The Truth About Being Bilingual

I speak Spanish and English. My native language is English and I have studied and spoken Spanish for over 10 years.

But you need to know the truth about being bilingual.

Please do not expect me to interpret for you just because I am bilingual. Interpreting requires me to process a conversation twice – every phrase, every emotion, every question – twice I experience it. If I hear trauma, I hear the trauma, and then need to repeat the trauma, while attempting to maintain the dignity and sacredness of that experience from its narrator. If I tell a joke, I have to figure out how to tell a joke all over again. (And please take note, jokes rarely translate).

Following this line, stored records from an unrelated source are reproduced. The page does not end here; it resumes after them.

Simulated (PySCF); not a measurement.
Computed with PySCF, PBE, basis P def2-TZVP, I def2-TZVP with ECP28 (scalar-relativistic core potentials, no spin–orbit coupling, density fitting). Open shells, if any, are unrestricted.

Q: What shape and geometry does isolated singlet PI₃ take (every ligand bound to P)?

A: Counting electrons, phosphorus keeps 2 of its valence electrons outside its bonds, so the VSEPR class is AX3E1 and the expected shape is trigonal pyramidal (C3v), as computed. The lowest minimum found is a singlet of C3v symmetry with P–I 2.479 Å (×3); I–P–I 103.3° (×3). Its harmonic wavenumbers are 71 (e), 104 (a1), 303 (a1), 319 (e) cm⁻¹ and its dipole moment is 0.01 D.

If an emergency is taking place, please, go ahead and interrupt whatever I am doing so that I can interpret. That isn’t snark, I mean it, there are times when the other is more important. But please, if I am going about my day, don’t demand me to translate. I usually will, I don’t have a reason to say no, but I didn’t learn another language to just help, I learned another language to be in solidarity with another culture.

To the person who demanded I translate, while we were off work, relaxed, shopping in the local shops, please don’t. I want to relax as well, and although you may feel comfortable bartering, that doesn’t mean that I feel comfortable doing it for you. While the words I translate may be yours, it is still my face behind them, and my energy. (I do want to add the disclaimer that if you are asking me to translate because we are at work and it is a part of my job, the above does not apply, the context changes things greatly.)

If I am interpreting for you, remember that there is another person in the conversation. Don’t look at me, look at the person. My hearing is not dependent on whether you are in my line of sight. Also, if you aren’t conversing with the other person, then why I am there? I am nothing more than a living version of Google, the person you need to focus on is the one who I am interpreting for.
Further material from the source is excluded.